There’s a paradigm in applied statistics that goes something like this:
1. There is a scientific or policy question of some theoretical or practical importance.
2. Researchers gather data on relevant outcomes and perform a statistical analysis, ideally leading to a clear conclusion (p less than 0.05, or a strong posterior distribution, or good predictive performance, or high reliability and validity, whatever).
3. This conclusion informs policy.
This paradigm has room for positive findings (for example, that a new program is statistically significantly better, or statistically significantly worse than what came before) or negative findings (data are inconclusive, further study is needed), even if negative findings seem less likely to make their way into the textbooks.
But what happens when step 2 simply isn’t possible. This came up a few years ago—nearly 10 years ago, now!—with the excellent paper by Donohue and Wolfers which explained why it’s just about impossible to use aggregate crime statistics to estimate the deterrent effect of the death penalty. But punishment policies still need to be set; we as a society just need to set these policies without the kind of clear evidence that one might like.
Another example, where the aggregate statistical evidence is even weaker (and, again, with no real prospect of improvement) was pointed out to me by sociologist Philip Cohen, who wrote:
In a (paywalled) article in the journal Family Relations, Alan Hawkins, Paul Amato, and Andrea Kinghorn, attempt to show that $600 million in marriage promotion money (taken from the welfare program!) has had beneficial effects at the population level. . . .
Cohen noticed a bunch of statistical problems with the published paper (see this recent entry on the sister blog for links and further discussion), but really the problem is much deeper than the flaws of one particular paper. It’s just going to be nearly impossible to learning much about the effects of such a program from aggregate state-level statistics (Cohen says that the paper looks at: percentage of the population that is married, divorced, children living with two parents, one parent, nonmarital births, poverty and near-poverty). There’s just no way.
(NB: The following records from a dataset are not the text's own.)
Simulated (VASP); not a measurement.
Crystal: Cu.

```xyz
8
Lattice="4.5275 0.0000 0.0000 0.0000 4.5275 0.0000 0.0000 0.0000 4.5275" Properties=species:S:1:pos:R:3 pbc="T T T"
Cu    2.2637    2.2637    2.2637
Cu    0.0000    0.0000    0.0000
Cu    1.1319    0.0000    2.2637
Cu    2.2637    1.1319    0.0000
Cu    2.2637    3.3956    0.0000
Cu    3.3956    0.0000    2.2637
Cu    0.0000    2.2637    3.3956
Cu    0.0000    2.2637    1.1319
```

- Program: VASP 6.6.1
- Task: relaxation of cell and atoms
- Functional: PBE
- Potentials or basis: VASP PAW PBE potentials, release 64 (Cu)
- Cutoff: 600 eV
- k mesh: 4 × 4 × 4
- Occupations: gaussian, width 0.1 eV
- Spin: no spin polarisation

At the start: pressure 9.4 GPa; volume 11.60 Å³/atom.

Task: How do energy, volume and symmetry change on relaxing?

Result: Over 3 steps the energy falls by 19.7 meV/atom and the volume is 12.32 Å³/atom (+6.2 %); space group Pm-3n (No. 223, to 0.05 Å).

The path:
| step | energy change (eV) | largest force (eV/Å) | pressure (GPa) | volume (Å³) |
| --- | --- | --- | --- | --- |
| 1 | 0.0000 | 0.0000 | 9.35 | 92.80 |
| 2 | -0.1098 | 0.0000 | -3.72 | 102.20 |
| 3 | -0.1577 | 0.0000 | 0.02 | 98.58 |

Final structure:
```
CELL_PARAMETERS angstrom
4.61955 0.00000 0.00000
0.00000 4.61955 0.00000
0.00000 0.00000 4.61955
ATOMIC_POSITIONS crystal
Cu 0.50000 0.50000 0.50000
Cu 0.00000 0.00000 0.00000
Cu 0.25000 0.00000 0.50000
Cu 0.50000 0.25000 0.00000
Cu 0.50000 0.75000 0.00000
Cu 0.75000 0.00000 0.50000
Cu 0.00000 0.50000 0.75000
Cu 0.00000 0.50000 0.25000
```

That’s fine—I’m not saying that a new program shouldn’t be implemented or expanded, just because of lack of evidence. My point is that in cases such as this I think we need to discard the paradigm of steps 1, 2, 3 above. It could be possible to study effects via a more targeted analysis but I don’t think the aggregate thing tells us much of anything at all. But I think it can be difficult to talk about because of the pressure to demonstrate that a program “works.”